It's been eight days since the Boston Red Sox won the World Series, I just love writing that, BTW I will be doing it a lot during the off season. And there are 102 days until pitchers and catchers report.
That means I have about three and a half months to find something to do. I am bored out of my tree. Tonight I watched a bit of TV, the only thing that was on was Survivor. At first, I thought I may have judged this season a bit too quickly: the whittled-away cast seemed cool, there wasn't a lot of fighting and they merged tonight (that's always the best episode). There are four guys and six girls and it looked as if the guys were going to sway a few girls their way to vote a chick off.
They didn't. This means unless one of the three dudes figures out a plan soon, they're just going to get picked off. How fucking boring. I don't think I'm going to tune in next week. That's just boring.
I have a couple of things I should be doing, but I haven't been doing them. I think I still have a Sox hangover. At least that's what I'm telling myself. I think the truth is that I'm lazy. I wish I had more motivation.
Today at work, I was talking to my friend Diane. She asked why I didn't go to an afterwork party last night, and before I could say anything, she said, "Oh I remember, it's because you said you don't want to have work friends." I think she's right. I like just about everyone I work with, but I don't really want to socialize with them outside of work.
There are two reasons:
1. We're just going to talk about work. I'm there for more than 40 hours a week, I really don't want to talk about work any more than I really have to. I just don't like work that much.
2. Eventually I'm leaving there and when I'm gone, it's adios HCPro friends. Not that I would do it on purpose, but seriously, what's the point? Am I going to see these people any more? When was the last time I saw Briana Curran or Kristen Bolow or any of the other people that worked at HCPro? Never. They're shadow friends, in that they're real enough that I see them every day but there's no depth to the friendship.

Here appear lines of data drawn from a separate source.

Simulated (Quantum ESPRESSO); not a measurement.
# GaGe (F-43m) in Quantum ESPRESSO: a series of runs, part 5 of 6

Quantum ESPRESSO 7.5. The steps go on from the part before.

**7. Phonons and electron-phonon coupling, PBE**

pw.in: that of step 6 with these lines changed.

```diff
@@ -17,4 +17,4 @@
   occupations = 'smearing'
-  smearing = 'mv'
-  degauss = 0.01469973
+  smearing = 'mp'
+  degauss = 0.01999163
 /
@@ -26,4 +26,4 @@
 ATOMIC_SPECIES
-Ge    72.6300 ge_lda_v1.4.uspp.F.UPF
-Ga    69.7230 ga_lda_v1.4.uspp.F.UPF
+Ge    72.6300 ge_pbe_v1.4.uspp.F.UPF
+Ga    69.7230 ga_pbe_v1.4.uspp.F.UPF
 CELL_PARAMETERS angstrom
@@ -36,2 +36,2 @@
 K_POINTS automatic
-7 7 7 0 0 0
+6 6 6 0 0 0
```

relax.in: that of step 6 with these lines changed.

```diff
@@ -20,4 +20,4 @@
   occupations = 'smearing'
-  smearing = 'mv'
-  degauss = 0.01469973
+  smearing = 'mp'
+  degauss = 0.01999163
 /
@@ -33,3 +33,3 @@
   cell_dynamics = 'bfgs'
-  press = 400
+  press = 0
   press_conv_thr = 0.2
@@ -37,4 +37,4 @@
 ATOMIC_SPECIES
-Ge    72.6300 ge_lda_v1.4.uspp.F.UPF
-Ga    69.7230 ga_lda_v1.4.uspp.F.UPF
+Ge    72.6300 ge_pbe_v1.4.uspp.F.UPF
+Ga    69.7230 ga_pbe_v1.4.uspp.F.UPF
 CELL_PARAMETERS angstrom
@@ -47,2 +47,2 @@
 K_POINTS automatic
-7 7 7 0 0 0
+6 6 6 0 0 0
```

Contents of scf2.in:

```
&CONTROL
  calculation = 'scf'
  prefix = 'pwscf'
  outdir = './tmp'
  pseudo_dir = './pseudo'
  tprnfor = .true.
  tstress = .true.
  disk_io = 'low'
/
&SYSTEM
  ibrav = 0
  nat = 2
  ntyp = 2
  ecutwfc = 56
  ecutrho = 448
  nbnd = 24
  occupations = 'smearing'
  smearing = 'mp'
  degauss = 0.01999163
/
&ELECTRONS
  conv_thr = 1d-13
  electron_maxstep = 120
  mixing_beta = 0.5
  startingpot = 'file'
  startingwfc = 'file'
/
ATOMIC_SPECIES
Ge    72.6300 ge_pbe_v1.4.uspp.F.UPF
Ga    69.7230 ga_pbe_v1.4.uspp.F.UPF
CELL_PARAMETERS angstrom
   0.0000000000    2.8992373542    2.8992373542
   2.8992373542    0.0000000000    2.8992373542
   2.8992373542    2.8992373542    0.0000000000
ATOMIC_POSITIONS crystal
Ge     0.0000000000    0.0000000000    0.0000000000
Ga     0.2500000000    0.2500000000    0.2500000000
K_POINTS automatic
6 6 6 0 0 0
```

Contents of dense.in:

Sort of a dick thing to say, but it's realistic. It's completely pathetic when people have to have their best friends at work.
It's fucking freezing in here and I saw that Josh got the oil bill ... $403. What the fuck? He still hasn't collected any money for the last two month's worth of bills. I should owe him about $200. This is going to suck, I don't have that kind of dough. I don't understand why he can't just do bills once a month, it's not fucking hard, I used to do it when I lived in Winthrop.
Last night I woke up at 4:00 with the worst calf strain. It fucking killed. I had to massage it and stretch it out. But when I sleep, I don't really move around too much so it was atrophied. So with this cramp and the early stages of not moving around, it was a painful experience all around. It still hurt when I woke up this morngin.
Here's a pretty good story: Aly's roommate Sara has a new boyfriend named Chris. Her old boyfriend, Justin, was a dude she thought that she was going to marry. He broke up with her after a little over a year in September. Sara was understandably crushed, but managed to find this new dude Chris.
He's a good egg, a total 180 from Justin, who was nice, but was really into himself. And he was a dyed-in-the-wool Republican and kind of a loud mouth. I only really met him three times (because he lived in Washington) so maybe he was really cool and I never go to know him. In any event, Justin is back in Boston and wants to meet with Sara on Saturday. BTW, his reason for breaking up with Sara was that he wanted to find himself, which I think was code for, "I'm going to see if I'm gay or not."
Chris is head over heels in love with Sara and expects to marry her. Sara told him that she has to talk to Justin. He was cool with it. I don't understand this, I spoke with Aly about this and said, "I would completely flip out. There would be no way that I would be cool with this, if we were just starting to date."
Aly thought I was just being posessive and her and Sara talked about it. I guess Sara felt bad that she didn't tell Chris the entire story, so she told him all about Justin, etc. Chris hit the roof. Good for him. This is just a dumb story that sounded better in my head than it looks on the screen.
If you're still reading, I will come over your house right now and give you a five dollar bill. As you can tell, I have nothing to write about. So, I'm going to bed.
In the coming weeks, I want to get another Aquaman story up, another Watching TV with 19 and a look at what I have on my Replay TV. Maybe I'll throw a Wire story in there if he does anything funny.